In 1949, Mao Tse Tung triumphed over the Kuomintang and China became Communist. Pro-Chinese fervour in the overseas terrorists in Southeast Asia took on a distinctly Chinese and Communist bent, inflaming opinion and inciting violence in places like Singapore, which had a significant Chinese majority.

Lloyd Fernando lived in this cauldron. In the 1950s, he heard of violence in Ceylon between the Sinhalese and the Tamils. Ethnically Sinhalese himself, he made a commitment then. Years later, in 1988, in his essay Engmalchin, he wrote:

Ethnically, I was ashamed and disgusted by the narrow-minded and selfish stand of the Sinhalese community and I choose Singapore's citizenship because it promised a united way of life, without prejudice or dominance by any sector of the society...

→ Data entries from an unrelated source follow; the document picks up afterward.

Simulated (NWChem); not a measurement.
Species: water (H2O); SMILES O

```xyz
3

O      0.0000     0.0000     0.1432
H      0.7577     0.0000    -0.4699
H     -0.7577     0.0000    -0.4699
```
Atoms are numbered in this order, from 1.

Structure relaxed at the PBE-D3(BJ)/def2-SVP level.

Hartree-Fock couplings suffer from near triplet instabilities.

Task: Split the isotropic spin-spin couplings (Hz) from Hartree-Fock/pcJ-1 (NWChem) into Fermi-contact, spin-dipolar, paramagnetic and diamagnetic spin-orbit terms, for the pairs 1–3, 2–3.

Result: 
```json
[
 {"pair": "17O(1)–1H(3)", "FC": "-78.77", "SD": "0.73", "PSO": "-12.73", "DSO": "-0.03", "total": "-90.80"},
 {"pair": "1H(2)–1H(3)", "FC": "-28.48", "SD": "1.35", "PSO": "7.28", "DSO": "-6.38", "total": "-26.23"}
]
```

In 1957, Malaya achieved independence and in 1959, Singapore became self-governing. In 1960, Fernando joined the English Department of the University of Malaya and it may be around this time that he accepted Malayan citizenship. In his academic career, he thought much about conflicting cultures as reflected in many conference papers he delivered and essays he wrote. In 1986, he collected these in a book, published in Singapore, entitled significantly, Cultures in Conflict.

In Scorpion Orchid, there are four young men -- Santinathan, a Tamil, Guan Kheng, a Chinese, Sabran, a Malay, and a Eurasian, Peter D'Almeida.

The four of them had been sixth formers together and were now undergraduates in the third year at the university. They had moved in a group as young men who are contemporaries and enjoy company do, but the bond of their young manhood was wearing off and they were not fully aware of it yet.

The company they keep include Sally, a Chinese prostitute, and the mysterious prophet Tok Said. Wen the novel opens, Santinathan is coping with the members of his family and his uncles's family who want to return to India; his uncle Rasu, aunt Nalini and their daughter Vasantha, prepare to leave but he Santi and his sister Neela choose to remain. This episode shows the ethnic pull on Indians (it could be Chinese) who, in a crunching time, prefer the homeland of their imagination to the land they grew up in. Later, Santi (as his friends address him) is dismissed from the university for insubordination.

Sabran comes from a poor family in Endau, Johore, which is the southmost state of Malaysia adjoining Singapore. He acts as an interpreter for activists demonstrating against a colonial employer, British Realty. In the course of the novel, he is picked up for questioning but is later released.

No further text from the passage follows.